I must mention my other daughter Maddison. She is cute as a button and really wanted to help out so she’s been doing my accounting and keeping the home fires burning, as she’s organised.

I expanded the eye academy into the old deli premises to launch our style bar, both of which are now open.

The idea of the style bar is for people who want to spend a bit of time getting their glasses, we have a licence on it so people can be served a glass of fizz while they browse and make it a more relaxing experience.

We offer a lot more privacy because we’re not on the high street and we do a lot of glasses – European, Australian, boutique brands with nice colours and quirkier frames.

It’s for people who want to try something a bit different, they can spend a couple of hours choosing.

At the end of the day they’ve got to be right as every pair of glasses that leaves here is our reputation at stake.

We have a frame style team, and customers can put on their own choice of music, it’s nice to have the space and we think we have taken the whole experience up a notch.

We have also spent a lot of time tailoring it for children who may have particular needs; we’ve tried to make it more calmer with subdued lighting.

Customer service is so important, it’s the next level and I’m very passionate about it.

We treat every person like we would treat our parents, we cater for their needs and offer great value for money.

The glasses have got to be right, they’ve got to be fit for purpose, and aftercare is important, if there’s an issue we will sort it.

It is hard work but it is what you make it.

We have a loyal customer base. As well as a lot of local people we’ve got a family from London who come to us, we’ve also people come from Lincoln, Sheffield, Leeds, people from all over, three and four generations all come to us.

I have four members of staff, so you can come and be seen from start to finish with the same person.

During lockdown we were closed, but the phone never stopped ringing and we were still sorting repairs and dealing with emergencies and replacements, making sure people received the right service while our doors had to be closed.

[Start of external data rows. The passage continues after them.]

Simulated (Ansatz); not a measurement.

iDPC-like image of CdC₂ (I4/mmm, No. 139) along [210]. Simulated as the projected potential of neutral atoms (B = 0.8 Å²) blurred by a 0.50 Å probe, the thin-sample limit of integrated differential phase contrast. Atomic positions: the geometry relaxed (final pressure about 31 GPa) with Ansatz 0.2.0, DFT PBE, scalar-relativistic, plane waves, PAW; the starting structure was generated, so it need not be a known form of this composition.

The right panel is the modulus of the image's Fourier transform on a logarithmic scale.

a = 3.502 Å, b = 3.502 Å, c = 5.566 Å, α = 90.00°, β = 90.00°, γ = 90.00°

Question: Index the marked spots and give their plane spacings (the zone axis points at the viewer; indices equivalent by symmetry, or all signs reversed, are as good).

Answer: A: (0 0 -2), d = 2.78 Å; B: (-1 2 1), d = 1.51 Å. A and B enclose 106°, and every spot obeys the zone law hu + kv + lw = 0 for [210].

I’ve not stopped, it’s just a new way of working and we’ve got a lot of new customers, maybe tired of being somewhere where it’s busy like in the town centre shops.

And as for retail as whole in the town it’s been difficult.

Bawtry Retail Association has been helping businesses that needed support, many of them have had to change tack, and we have just offered as much support as we can.

We have gained five or six new members as they can see the benefit of working together, and we only lost one member. There is a strong community in Bawtry which we pride ourselves in.